System Backup and Recovery

Whether you host services in the cloud or self-host, the vast majority (if not all) of regulations mandate that you must have well-defined system backup and recovery procedures that are tested periodically and can quickly restore user access to their data. Regulations aside, it's good business practice to think through your operational dependencies and how you could recover from a loss of service. When most startups begin their technology journey, no thought is given to all the failure modes that can result in the loss of operations. And even if you start in the cloud, you don't magically get system backup and recovery for free!

This post will discuss some of the failure modes that can interrupt business operations and explore how our IT-245 System Backup and Recovery SOP addresses those failure modes.

Background Reading

If you haven't already, please read our previous posts regarding our overall system architecture and a broad overview of compliance.

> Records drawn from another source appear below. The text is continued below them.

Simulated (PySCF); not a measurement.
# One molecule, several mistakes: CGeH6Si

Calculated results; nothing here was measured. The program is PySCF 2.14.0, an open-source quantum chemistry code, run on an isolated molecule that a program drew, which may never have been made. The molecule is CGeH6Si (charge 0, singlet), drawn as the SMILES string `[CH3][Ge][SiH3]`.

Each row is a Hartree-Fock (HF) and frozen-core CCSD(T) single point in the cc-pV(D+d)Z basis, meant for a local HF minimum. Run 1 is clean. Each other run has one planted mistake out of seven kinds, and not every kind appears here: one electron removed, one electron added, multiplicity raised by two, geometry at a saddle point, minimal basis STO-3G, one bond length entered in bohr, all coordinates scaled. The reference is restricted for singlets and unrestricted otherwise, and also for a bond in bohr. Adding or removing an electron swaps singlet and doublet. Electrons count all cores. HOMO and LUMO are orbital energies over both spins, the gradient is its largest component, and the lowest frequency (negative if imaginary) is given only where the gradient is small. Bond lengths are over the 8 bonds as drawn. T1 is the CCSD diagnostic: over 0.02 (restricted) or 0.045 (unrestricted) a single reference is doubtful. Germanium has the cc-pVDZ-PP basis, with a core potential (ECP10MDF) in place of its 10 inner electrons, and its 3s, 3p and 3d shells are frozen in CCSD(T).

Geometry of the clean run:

System Backup and Recovery SOP

Our first SOP follows a traditional SOP format by defining a purpose, scope, roles, responsibilities, and procedures. However, the operational failure modes help us decide the assets we need to have defined procedures for. In the infancy stage of our development, these failure modes include:

  • a single employee workstation having a meltdown
  • a server hosting an EAS having a meltdown
  • our public DNS system being compromised
  • our source code control system being compromised
  • our email, chat, document control systems being compromised
  • our secrets storage systems being compromised
  • our log servers being compromised

Compute and Storage -- Hardware, OS, and VMs

We're covering the first two points under our hardware, OS, and virtual machine procedures as we've architected our system to be an all-in-one system with employee workstations being on the same virtualization platform running our self-hosted EASs.

Based on our system architecture, we've elected to use REAR for our host-level backup of the Proxmox OS to a USB stick, independent drives within our Beelink EQ12 to back up virtual machines and LXC containers onto, and OneDrive as our remote offsite storage facility. The SOP IT-245-System Backup and Recovery procedures support a 3-2-1-1-0 strategy as we have three copies of all systems and data, on two mediums with one being offsite, one being "offline" (air-gapped to compute), and an integrity checking process that runs after every backup to ensure the media we're storing can be restored.

Networking

The first iteration in this project is a single node in our business mesh network, thus routing is limited to a single public access point for (http and https) services plus public DNS. The process diagram below helps us identify the data we need to back up in order to quickly recover from a compromise in our DNS or networking solutions.

client server request diagram

Our procedures need to cover backup and restoration of the following data used to:

  • translate our host name to an IP address (Cloudflare)
  • protect our internal web services with firewall rules and routing

By walking through the process diagrams used to provide web services, it helps identify the data we need to protect and better define the procedures that will minimize business downtime and/or data loss. We highlight these procedures in the networking procedures section in the backup and recovery SOP.

Email, Chat, and Document Storage

Neosofia has elected to use Proton and Zoom for business communication services. Each of these organizations has been validated (via a vendor qualification process that is TBD) to ensure email, chat, phone, and document storage systems are protected against loss. Neosofia also has a 30-day retention policy for these systems so that these mediums are not treated as long-term storage solutions. This policy is a forcing function to ensure approved long-term storage mediums that fall under the backup and recovery SOPs are used.

Given the 90-day retention policy and as these vendors have been qualified, Neosofia will not develop system backup and recovery procedures for these services.

Secrets

The loss of secrets used to encrypt data and access systems could lead to a catastrophic loss of the entire company. A loss event for these items could lead to a complete system data leak or total loss of access to the data as it could not be decrypted and processed.

Logs

Logs help us understand what is happening in our environment and allow us to debug what went wrong in the event of an incident. We'll retain three months of log data at an offsite location to aid in investigations should our source systems become corrupted.

Summary

By identifying the data assets we need to protect and by reviewing a common service access pattern, we developed a comprehensive SOP to ensure that all of our corporate and client data assets are backed up and that we can quickly restore services in the event of an unanticipated incident.